On the current iteration of Bradley Zimmer

Through 53 big league plate appearances, Cleveland Indians top prospect Bradley Zimmer has been better than advertised. The lanky outfielder with the shaved yet still unkempt facial hair has provided a significant upgrade over the Indians other options in center field.

Indeed, Zimmer’s success has been both a boon and troublesome. The 24-year-old has brought offensive life and a large defensive upgrade in center field stabilizing a middling position. On the other hand, the Indians recalled Zimmer before they would have liked and now sending him down to avoid super-two thresholds would be a tough sell unless the bottom falls out.

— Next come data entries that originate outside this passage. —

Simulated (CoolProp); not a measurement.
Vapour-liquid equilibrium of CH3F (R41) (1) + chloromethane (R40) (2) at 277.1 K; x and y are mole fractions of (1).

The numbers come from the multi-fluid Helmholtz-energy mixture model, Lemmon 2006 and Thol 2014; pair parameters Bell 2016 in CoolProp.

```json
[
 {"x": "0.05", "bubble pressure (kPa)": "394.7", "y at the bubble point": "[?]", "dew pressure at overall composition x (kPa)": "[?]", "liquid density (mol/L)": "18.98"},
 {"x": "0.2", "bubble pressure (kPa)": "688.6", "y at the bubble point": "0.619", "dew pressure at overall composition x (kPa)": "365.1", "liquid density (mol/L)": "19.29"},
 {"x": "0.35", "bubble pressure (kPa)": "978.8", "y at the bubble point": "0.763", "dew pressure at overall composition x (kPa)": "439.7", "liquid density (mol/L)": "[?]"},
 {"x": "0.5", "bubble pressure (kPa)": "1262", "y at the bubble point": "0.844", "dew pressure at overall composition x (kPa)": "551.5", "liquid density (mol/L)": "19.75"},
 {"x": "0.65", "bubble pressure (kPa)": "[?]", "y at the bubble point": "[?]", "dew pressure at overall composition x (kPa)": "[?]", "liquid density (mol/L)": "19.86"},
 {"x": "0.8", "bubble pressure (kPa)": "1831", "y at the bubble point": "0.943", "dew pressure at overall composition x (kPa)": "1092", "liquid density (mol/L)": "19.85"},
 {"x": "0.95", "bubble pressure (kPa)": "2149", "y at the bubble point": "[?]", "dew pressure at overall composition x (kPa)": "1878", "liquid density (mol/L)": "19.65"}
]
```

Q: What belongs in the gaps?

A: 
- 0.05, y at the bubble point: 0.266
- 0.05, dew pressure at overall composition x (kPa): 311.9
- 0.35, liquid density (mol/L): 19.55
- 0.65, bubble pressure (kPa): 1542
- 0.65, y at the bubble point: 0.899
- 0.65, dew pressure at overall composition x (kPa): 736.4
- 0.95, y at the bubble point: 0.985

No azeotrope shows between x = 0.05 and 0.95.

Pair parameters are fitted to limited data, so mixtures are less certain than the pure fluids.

Zimmer has looked like an everyday player since making his Major League debut, a notion which Let’s Go Tribe’s Matt Lyons discussed with precision.

Even if we get the worst of Zimmer against left-handed pitchers, he will draw walks and play better defense than either of Jackson or Almonte. And with Zimmer’s speed, taking a free base as opposed to a double here and there is not the end of the world. He’s going to strike out a lot, sure, but so are a lot of players in baseball nowadays. Zimmer is the more talented player, he plays better defense no matter the handedness of the opposing pitcher, and his goatee is fabulous.

While Zimmer’s goatee is anything but fabulous, the Indians are simply better with Zimmer in the game right now. With 53 plate appearances, an unbelievably small sample it is time to see how Zimmer’s big league start compares to reasonable expectations of his performance based on minor league track record.

Before the season began, when Jeff Nomina still cared about baseball we discussed Zimmer in detail.  In this I discussed Zimmer’s offensive profile which is in many ways lofty for his position and in one way limited thanks to strikeouts.

The large question for Zimmer entering the big leagues was whether his above average power, walk rate, and base running value would be so loud as to quiet the limitations of his strikeout rate. To this point his strikeout rate has been silenced by big time power production. See the below home run for visual confirmation.

The next question is, what about Bradley Zimmer is real?

Courtesy of Fangraphs

One of the really positive pieces to Zimmer’s start at the big league level is that excluding ISO/SLG there are no major outliers which scream regression. As long as Zimmer’s strikeout remains at 30 percent or better he can manage to carry the profile with other tools and so far that has happened. Perhaps most interesting with regard to Zimmer is that he runs a high strikeout rate because of swing and miss, not chasing pitches out of the zone. Zimmer has chased only 18 percent of pitches outside the strike zone.

For context, if he qualified in terms of plate appearances, this would be fifth best in baseball. Of course, this will likely a decline a bit but he does a phenomenal job just swinging at strikes. The K-rate is unlikely to modulate above 30 percent as once feared.

While the BABIP is high, Zimmer has two things that tend to raises BABIP: Speed (his legs appear to need but five steps from station to station) and contact authority.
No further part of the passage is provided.